Dinner in the hotel yesterday evening was excellent. Three courses for 26 euros excluding wine. A marked contrast in quality to the 12 euro menu of the previous 2 nights.

The day started with a late breakfast which was served from 9:00. Again excellent quality. We were presented with a plate of fried eggs, cheese and cured ham with a side plate with small cakes and croissants. Then a plate of cut up fresh fruit and natural yoghurt. Finally a large tortilla was placed on the side.
board. If we wanted anything else we just had to ask!

The start of the bike ride was a 30 minute drive away. We started in the small village of Castanares De Rioja and followed the via Verde for 22km to Ezcaray. The first mile was a rough stone track alongside the road. The path then moved away from the road and the surface changed to a tarmac surface for the rest of the way. The gentle climb and constant headwind slowed the pace. The scenery only started to change as we got closer to Ezcaray . The fields field s were growing a mixture of vines, vegetables crops and wheat. A cafe in the town provided a late lunch. Although we ordered 2 courses only one arrived.

The tomatos and tuna salad was good but when we got the bill it turned out to be very expensive.

The return to the car was a lot faster. A coffee in the small bar excellent value at 1.20 euros.
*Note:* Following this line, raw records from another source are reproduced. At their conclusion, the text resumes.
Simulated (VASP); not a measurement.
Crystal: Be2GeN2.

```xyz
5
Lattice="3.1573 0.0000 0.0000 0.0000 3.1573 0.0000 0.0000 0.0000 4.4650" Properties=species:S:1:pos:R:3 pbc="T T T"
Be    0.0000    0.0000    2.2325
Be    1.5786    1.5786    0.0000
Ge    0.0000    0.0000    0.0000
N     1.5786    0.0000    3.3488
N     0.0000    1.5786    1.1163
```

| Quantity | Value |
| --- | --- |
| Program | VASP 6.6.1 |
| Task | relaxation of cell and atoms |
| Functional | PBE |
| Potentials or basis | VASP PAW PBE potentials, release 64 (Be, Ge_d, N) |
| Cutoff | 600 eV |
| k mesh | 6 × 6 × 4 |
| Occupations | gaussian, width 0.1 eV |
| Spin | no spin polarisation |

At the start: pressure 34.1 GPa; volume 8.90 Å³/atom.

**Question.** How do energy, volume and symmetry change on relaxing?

We then drove to Haro and selected a bodega for a tasting, Lopez De Heredia
A tasting glass was 2.1 euros but we were allowed two small samples for the price.

The cheaper Rioja was 12 euros a bottle and the most expensive 23 euros. We enjoyed the samples but decided not to buy some wine.

We arrived back at the hotel in time to book in for dinner and catch up on the blog / holiday diary.